CREST HAVEN – Local fishermen have gotten into the offshore wind energy game.

Dan Cohen, owner of Atlantic Capes Fisheries in Lower Township, asked freeholders April 22 for their support of a venture among commercial fishing companies that aims to bring wind turbines off the coast of Atlantic City.

He made a similar pitch to county Board of Agriculture members several weeks ago.
Fishermen’s Energy of New Jersey, LLC (FERN) is a consortium of principals of New Jersey’s fishing industry, formed from discussions, which began about a year ago, according to Cohen.

The proposal came with a Power Point presentation and a request for freeholders to provide their overall support for the project, to have the county join a FERN Rural Electric Cooperative, and to possibly lobby together with Fishermen’s Energy to help ease some state policies to make it more economically viable to produce alternative forms of energy.

Fishermen’s Energy is one of five applicants for a state Board of Public Utilities grant of $19 million to launch a 350-megawatt (MW) pilot program of offshore wind farms, limiting proposals to sites along the Jersey coastline between Stone Harbor and Seaside Park.

Other applicants include: Blue Water Wind, of Hoboken; Garden State Offshore Energy, a partnership between PSEG Renewable Genreation, LLC and Winergy Power Holdings, LLC; Occidental Development & Equities; and Environmental Technologies, of New York.

The entire project will cost more than $1 billion, Cohen told freeholders, but will be accomplished in phases.

Cohen laid out an overall view of his consortium’s proposal.

Phase 0 or the onshore phase, would construct one 2.5 MW experimental marine turbine on land in a marine environment in Cape May, with plans to be operational in late 2009.

Principals have discussed three possible sites, Cohen said, and have spoken with representatives of Cape May City’s Energy Committee to consider one of those locations at the Cape May Desalination Plant off Cannery Road in Cape May. Other considerations are the U.S. Coast Guard Base, or Middle Thorofare Island where members of the commercial fishing consortium, including Snow’s Doxsee and Lunds, for example, own land.

Phase 1 would consist of eight 2.5 MW marine turbines east of Atlantic City in state waters approximately three miles offshore for a total energy production of 20 MW, and plans for completion in 2010-11 at a cost of approximately $90 million.

This phase would be financially structured in the form of a rural electric cooperative. These entities were created through the 1936 Rural Electrification Act that enabled not-for-profit energy cooperatives in rural or less-populated areas of the country, where it was not economical for for-profit electrical companies to serve, Cohen explained.
Phase 2 would consist of 66 5-MW marine turbines sited six to seven miles from the coast, east southeast of Atlantic City for a total energy production of 330 MW, and a target date for completion of 2013-14 at a cost of approximately $1.3 billion.

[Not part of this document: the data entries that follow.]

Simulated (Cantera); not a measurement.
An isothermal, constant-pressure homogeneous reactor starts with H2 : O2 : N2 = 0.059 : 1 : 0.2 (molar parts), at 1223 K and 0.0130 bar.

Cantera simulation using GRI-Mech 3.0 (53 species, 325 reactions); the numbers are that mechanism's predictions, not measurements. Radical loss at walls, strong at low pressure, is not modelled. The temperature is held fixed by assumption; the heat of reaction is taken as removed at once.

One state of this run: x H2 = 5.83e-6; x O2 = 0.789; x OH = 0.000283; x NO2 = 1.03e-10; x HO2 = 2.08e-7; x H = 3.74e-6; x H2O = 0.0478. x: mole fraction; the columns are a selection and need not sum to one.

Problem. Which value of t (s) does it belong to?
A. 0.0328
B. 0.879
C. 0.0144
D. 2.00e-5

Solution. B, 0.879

This phase would be financed through another not-for-profit agency, FERN Atlantic Electric Cooperative, supported by business, tourism and Atlantic County community electric users.

Each phase is a “stand-alone” project, with the goals being to stabilize electric prices, reduce fossil fuel dependency, and reduce CO2 emissions with renewable green energy.

The Fishermen’s Energy proposal supports the recently released Draft New Jersey Energy Master Plan, which calls for at least 1,000 MW of offshore wind capacity and 200 MW of onshore wind by 2020. At an April 21 Earth Day celebration in Trenton, some state leaders called for an even greater offshore wind capacity of 1,750 MW by 2020.

Cohen said he wants commercial fishermen, farmers and the general public to be involved as cooperative members or off takers of the energy and the venture will be financed through a public offering.

Originally, commercial fishermen were opposed to offshore wind turbines thinking they would adversely impact the fisheries, Cohen said. Now, the fishing industry sees the project as an opportunity rather than a threat.

According to Cohen, fisherman are particularly well suited to offshore wind development because they know how to handle heavy machinery in high winds and rough seas; control key upland assembly docks, boats and water access; and know the waters and the ocean bottom.

In addition to their own expertise, Fishermen’s Energy has partnered with a professional team of specialized advisors that includes: AMEC, project engineers and environmental lead; AWS Truewind, wind resources and modeling; and Rutgers University, marine and shellfish impacts. AMEC, Cohen said, is one of the leading environmental firms with expertise in wind energy, in the world.

To find out more about Fishermen’s Energy, call Communications Director Rhonda Jackson at (609) 286-9650 or visit www.fishermensenergy.com.

By Susan Krysiak Adevissian and Joe Hart

Cape May County Herald

24 April 2008

This article is the work of the source indicated. Any opinions expressed in it are not necessarily those of National Wind Watch.

The copyright of this article resides with the author or publisher indicated. As part of its noncommercial effort to present the environmental, social, scientific, and economic issues of large-scale wind power development to a global audience seeking such information, National Wind Watch endeavors to observe “fair use” as provided for in section 107 of U.S. Copyright Law and similar “fair dealing” provisions of the copyright laws of other nations. Send requests to excerpt, general inquiries, and comments via e-mail.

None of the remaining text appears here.